The null hypothesis is always the default. The alternative hypothesis is what you conclude only if the data provide strong enough evidence against H₀.

How Researchers Test It

Testing a null hypothesis comes down to a single question: if H₀ were true and nothing were really going on, how likely would it be to see results as extreme as the ones you got? That likelihood is the p-value.

Before running a study, researchers set a threshold called the significance level (written as α). This is the cutoff for how unlikely the results need to be before you reject the null hypothesis. The most common threshold is 0.05, meaning there’s a 5% or lower probability that the observed results happened by chance alone. Some fields use stricter thresholds like 0.01.

If the p-value falls below the significance level, you reject the null hypothesis and conclude in favor of the alternative. For example, if you set your significance level at 0.05 and your calculated p-value is 0.002, you reject H₀. But if that same p-value were 0.03 and you had set a stricter threshold of 0.01, you would not reject it. The threshold matters, and it’s chosen before the data are collected, not after.

Why You “Fail to Reject” Instead of “Accept”

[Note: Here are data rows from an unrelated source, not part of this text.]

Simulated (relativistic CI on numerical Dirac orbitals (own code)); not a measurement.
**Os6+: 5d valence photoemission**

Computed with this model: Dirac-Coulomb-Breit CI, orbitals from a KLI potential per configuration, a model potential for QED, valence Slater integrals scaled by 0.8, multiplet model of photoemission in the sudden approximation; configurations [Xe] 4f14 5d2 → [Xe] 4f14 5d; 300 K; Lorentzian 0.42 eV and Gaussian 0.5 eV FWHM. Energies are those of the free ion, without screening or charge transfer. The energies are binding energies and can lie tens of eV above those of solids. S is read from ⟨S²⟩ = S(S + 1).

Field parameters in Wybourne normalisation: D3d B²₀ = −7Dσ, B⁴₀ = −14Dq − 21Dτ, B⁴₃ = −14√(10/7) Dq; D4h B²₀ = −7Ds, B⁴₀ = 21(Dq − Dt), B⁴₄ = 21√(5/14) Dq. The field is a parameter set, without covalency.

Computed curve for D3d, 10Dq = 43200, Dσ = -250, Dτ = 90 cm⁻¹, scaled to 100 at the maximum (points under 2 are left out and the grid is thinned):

You’ll notice statisticians never say they “accepted the null hypothesis.” The correct phrasing is “failed to reject” it, and the distinction is important. You can’t prove a negative. A lack of evidence that something exists is not the same as proof that it doesn’t exist. Your study may simply have missed a real effect because the sample was too small, the measurements weren’t precise enough, or the effect itself was subtle.

A useful analogy is a courtroom verdict. A jury doesn’t declare a defendant “innocent.” They declare “not guilty,” meaning the evidence wasn’t strong enough to convict. In the same way, failing to reject the null hypothesis means your sample didn’t provide enough evidence to conclude that an effect exists. It does not prove the effect is absent.

Type I and Type II Errors

Because statistical testing deals in probabilities rather than certainties, two kinds of mistakes are possible.

A Type I error (false positive) happens when you reject the null hypothesis even though it’s actually true. You conclude there’s a difference or effect when there isn’t one. The probability of making this mistake equals your significance level, α. So with a threshold of 0.05, you accept a 5% chance of a false positive.

A Type II error (false negative) happens when you fail to reject the null hypothesis even though it’s actually false. A real effect exists, but your study missed it. The probability of this error is called β. Reducing it requires either a larger sample size or studying an effect that’s large enough to detect reliably.

Statistical Power and Sample Size

The ability of a study to correctly reject a false null hypothesis is called statistical power, calculated as 1 minus β. Researchers generally aim for a power of 0.80, meaning an 80% chance of detecting a real effect if one exists.

Two things heavily influence power: sample size and effect size. Effect size is how large the real difference or relationship is. When the effect is large, even small samples can detect it. In one analysis, just 8 samples were sufficient to reach adequate power when the effect size was 2.5. But when the effect size dropped to 0.2, even 30 samples weren’t enough. This is why studies that find “no significant difference” don’t automatically mean there is no difference. They may simply have been too small to detect a subtle one.

How to Write a Null Hypothesis

Formulating a good null hypothesis starts with a clear research question. If your question is “Does exercise improve sleep quality?”, your null hypothesis states that exercise has no effect on sleep quality. The alternative states that it does. A few principles make it stronger:

  • Be specific about the outcome. “No difference in total hours of sleep” is more testable than “no effect on sleep.”
  • State it in terms of equality. The null hypothesis always posits that two groups are equal, or that a correlation is zero. In notation, that looks like μ₁ = μ₂ (population means are equal) or ρ = 0 (no correlation).
  • Make it falsifiable. You need to be able to collect data that could, in principle, contradict it.

In published research, the null and alternative hypotheses typically appear at the end of the introduction, after the study background has made clear why the question matters.

Limitations of Null Hypothesis Testing

The null hypothesis framework has been the backbone of scientific research since Ronald Fisher developed the theory behind p-values in the 1920s, with Jerzy Neyman and Egon Pearson later formalizing hypothesis testing as a method. But it has well-documented limitations that have drawn increasing scrutiny.

In 2016, the American Statistical Association took the unusual step of releasing a formal statement on p-values, the first of its kind from the organization. It outlined six principles, several of which directly address common misunderstandings. A p-value does not measure the probability that the null hypothesis is true. It does not measure the size or importance of an effect. And scientific conclusions should not rest on whether a p-value crosses the 0.05 threshold alone. As the ASA’s executive director put it, the p-value “was never intended to be a substitute for scientific reasoning.”

The statement encouraged researchers to supplement or replace p-values with other approaches when appropriate: confidence intervals, Bayesian methods, likelihood ratios, and measures that estimate the size of an effect rather than simply flagging whether it clears an arbitrary bar. The null hypothesis remains a foundational concept in statistics, but understanding its limits is as important as understanding how it works.